The Gig Economy and Your Credit

2 min read

Whether it’s driving with Uber, freelance writing through Upwork or any of the other countless independent jobs the internet has enabled, the gig economy is changing how people work and make a living.  In fact, according to a 2016 McKinsey study, between 20-30 percent of the working age population (more than 160 million people) in the United States and European Union have some kind of independent work.  As the popularity of these services grows, it’s certainly likely the number of people taking on these opportunities will expand as well.

But there are implications for those who have jobs outside the traditional workplace.  There’s the expected issues like no retirement savings account, paid vacation or possibly health insurance.  Then there are issues that might not even occur until they’re faced with them. Perhaps the biggest one of all has to do with securing credit.

As anyone working within the gig economy knows, pay is subject to how much you work during any particular time period.  One week could be quite lucrative while the following week could be the exact opposite. Another real scenario is that gig workers might have five or 10 sources of income rather than one specific employer.  For banks and institutions that offer credit, this lack of consistency can be cause for concern when it comes to issuing a loan or even a mortgage. Many of these entities require two years or more of pay records from a particular employer as a condition of issuing a loan.  Obviously, for those in the gig economy, that’s not a realistic scenario.

As McKinsey noted in their report, “access to credit” is a challenge that needs to be addressed and “could make independent work a more feasible option for individuals.”  If an institution does offer credit, chances are it’s going to require things like a higher down payment, higher interest rates or both. This issue is exacerbated by the fact that 45 percent of those gig workers aren’t getting paid on time, this according to a recent survey of 1,400 U.S.-based freelancers.  

Just as technology is enabling change for those seeking job opportunities with greater flexibility, it is also delivering solutions to those who face credit issues as a result. One such company that’s focused on this need is Colendi.

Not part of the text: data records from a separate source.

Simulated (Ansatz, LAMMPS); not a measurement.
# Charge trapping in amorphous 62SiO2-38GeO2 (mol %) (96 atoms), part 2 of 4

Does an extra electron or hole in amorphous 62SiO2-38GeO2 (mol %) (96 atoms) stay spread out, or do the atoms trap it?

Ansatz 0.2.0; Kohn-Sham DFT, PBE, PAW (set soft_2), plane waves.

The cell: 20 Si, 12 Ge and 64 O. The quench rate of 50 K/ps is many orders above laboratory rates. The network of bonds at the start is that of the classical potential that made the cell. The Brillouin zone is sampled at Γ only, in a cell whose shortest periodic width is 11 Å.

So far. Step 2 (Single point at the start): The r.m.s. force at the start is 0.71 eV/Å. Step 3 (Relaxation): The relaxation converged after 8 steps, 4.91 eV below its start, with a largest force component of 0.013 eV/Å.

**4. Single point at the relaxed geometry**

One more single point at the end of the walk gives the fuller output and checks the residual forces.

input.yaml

The microfinance-focused credit scoring solution is able to improve credit access to precisely this audience.  By using a wide variety of factors to determine a user’s credit score, Colendi is able to help people get access to microloans without having to play by traditional credit bureaus’ stringent rules. Colendi does this by processing smartphone, social media, transactional and more data points through a machine-learning algorithm built on the blockchain.  Recognizing the importance of data privacy, users are in control over who can have access to their credit score.

This new way of calculating credit scores make it possible for gig workers to see some of the same key benefits of credit without sacrificing their career priorities.  At Colendi, just like those firms enabling the gig economy, we are taking a nontraditional approach to helping people achieve their personal and financial goals – bringing down barriers and opening up opportunities for everyone.